# Predicting AVG using xBA and a Multilevel Model

#### Introduction

I’ve been doing some exploring of batting data for the 2017 season, trying to better understand the advantages that the Astros hitters may have had by stealing signs. In the process, I thought it might be better to work with expected batting average (xBA) rather than batting average (BA) since it is more stable and reflective of a player’s hitting ability. That brought up a interesting side question — how much better is xBA than BA in prediction? And how does xBA compare with my favorite statistical method — multilevel modeling — in predicting future BA? This post is devoted to exploring this side question.

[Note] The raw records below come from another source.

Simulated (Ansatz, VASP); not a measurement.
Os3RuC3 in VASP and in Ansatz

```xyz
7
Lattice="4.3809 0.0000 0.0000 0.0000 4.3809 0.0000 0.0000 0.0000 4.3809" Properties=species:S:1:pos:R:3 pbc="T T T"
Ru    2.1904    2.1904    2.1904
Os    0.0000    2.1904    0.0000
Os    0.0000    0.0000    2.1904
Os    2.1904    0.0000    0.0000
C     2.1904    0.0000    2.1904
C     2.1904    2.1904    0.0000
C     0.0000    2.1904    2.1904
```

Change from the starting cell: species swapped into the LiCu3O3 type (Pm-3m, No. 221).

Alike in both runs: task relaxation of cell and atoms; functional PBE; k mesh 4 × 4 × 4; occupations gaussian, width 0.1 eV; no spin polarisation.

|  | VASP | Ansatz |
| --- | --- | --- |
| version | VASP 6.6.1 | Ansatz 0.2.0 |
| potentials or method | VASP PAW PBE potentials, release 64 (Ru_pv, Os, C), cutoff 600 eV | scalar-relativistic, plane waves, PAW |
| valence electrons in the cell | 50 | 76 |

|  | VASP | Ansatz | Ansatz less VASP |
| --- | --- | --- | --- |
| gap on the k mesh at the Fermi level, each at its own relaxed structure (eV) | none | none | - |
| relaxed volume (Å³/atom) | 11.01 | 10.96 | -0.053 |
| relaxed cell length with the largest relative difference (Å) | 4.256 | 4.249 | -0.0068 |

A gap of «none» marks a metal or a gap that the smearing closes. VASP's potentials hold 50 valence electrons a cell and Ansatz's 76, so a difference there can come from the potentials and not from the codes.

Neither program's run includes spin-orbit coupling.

#### The Prediction Problem

Let’s pose the prediction problem. Suppose we divide all of the ball-in-play events in a particular season randomly into two equal parts — we’ll call one part the Training data and the second part the Test data. We are interested in using players’ in-play batting averages in the Training dataset to predict their in-play batting averages in the Test dataset. (We’ll focus this prediction for non-pitchers who have a reasonable number of balls in play.) We describe several ways of making these predictions.

#### Using the In-Play BA

The obvious thing to do is to use a player’s BA on balls in play in the Training data to predict his BA in the future Test data. The problem is that this in-play BA is a type of batting measure that has a large “luck” component and it really does not do a good job in predicting future performance. Okay, the current BA is crummy in prediction — can we do better?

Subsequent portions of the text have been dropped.